Air-launched rocket arrives at Cape Canaveral for ICON satellite delivery mission

File photo of Northrop Grumman’s L-1011 carrier jet and Pegasus XL rocket arriving at the Skid Strip at Cape Canaveral Air Force Station before a previous ICON launch attempt. Credit: NASA/Kim Shiflet

As of October 1st, a Northrop Grumman Pegasus XL rocket is back at Cape Canaveral after a cross-country ferry flight Tuesday under an L-1011 carrier jet, ready for final checkouts and a countdown dress rehearsal before an airborne launch off Florida’s east coast Oct. 9 with NASA’s Ionospheric Connection Explorer satellite.

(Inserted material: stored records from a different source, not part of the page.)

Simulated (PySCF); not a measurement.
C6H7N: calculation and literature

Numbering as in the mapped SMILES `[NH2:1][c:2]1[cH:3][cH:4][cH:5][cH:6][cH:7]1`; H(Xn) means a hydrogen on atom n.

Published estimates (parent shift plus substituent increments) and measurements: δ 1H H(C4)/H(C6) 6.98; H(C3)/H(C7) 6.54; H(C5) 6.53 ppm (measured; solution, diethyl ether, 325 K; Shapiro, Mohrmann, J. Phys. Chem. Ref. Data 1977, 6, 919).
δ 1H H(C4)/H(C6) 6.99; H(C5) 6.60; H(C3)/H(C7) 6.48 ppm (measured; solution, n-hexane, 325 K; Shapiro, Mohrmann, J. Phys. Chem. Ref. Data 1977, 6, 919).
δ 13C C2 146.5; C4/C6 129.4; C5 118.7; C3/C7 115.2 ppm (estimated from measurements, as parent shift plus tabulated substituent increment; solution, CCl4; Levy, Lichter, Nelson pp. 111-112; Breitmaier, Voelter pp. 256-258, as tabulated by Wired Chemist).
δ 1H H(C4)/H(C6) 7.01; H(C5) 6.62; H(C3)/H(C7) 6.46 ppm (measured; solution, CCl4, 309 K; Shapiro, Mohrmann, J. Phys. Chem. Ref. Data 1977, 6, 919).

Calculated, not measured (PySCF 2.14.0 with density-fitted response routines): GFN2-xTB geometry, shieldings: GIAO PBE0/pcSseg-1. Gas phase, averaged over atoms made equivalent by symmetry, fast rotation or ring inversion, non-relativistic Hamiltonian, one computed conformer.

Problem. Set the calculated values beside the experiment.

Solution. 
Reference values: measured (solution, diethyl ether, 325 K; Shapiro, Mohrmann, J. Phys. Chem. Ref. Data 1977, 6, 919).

The L-1011 carries jet, named “Stargazer,” touched down at the Skid Strip runway at Cape Canaveral Air Force Station shortly before 5:30 p.m. EDT (2130 GMT) Tuesday after a nearly six-hour flight from Vandenberg Air Force Base, California, where teams readied the Pegasus rocket for flight.

Technicians mated the 634-pound (288-kilogram) ICON spacecraft to the Pegasus XL rocket Sept. 10, then encapsulated the satellite inside the launcher’s payload shroud in a clean room at Vandenberg. Then ground teams transferred the 57-foot-long (17-meter) Pegasus XL rocket to the Vandenberg airfield for attachment underneath the L-1011 carrier plane.

The arrival of the Pegasus rocket at Cape Canaveral begins a week of final inspections, testing and a launch day dress rehearsal.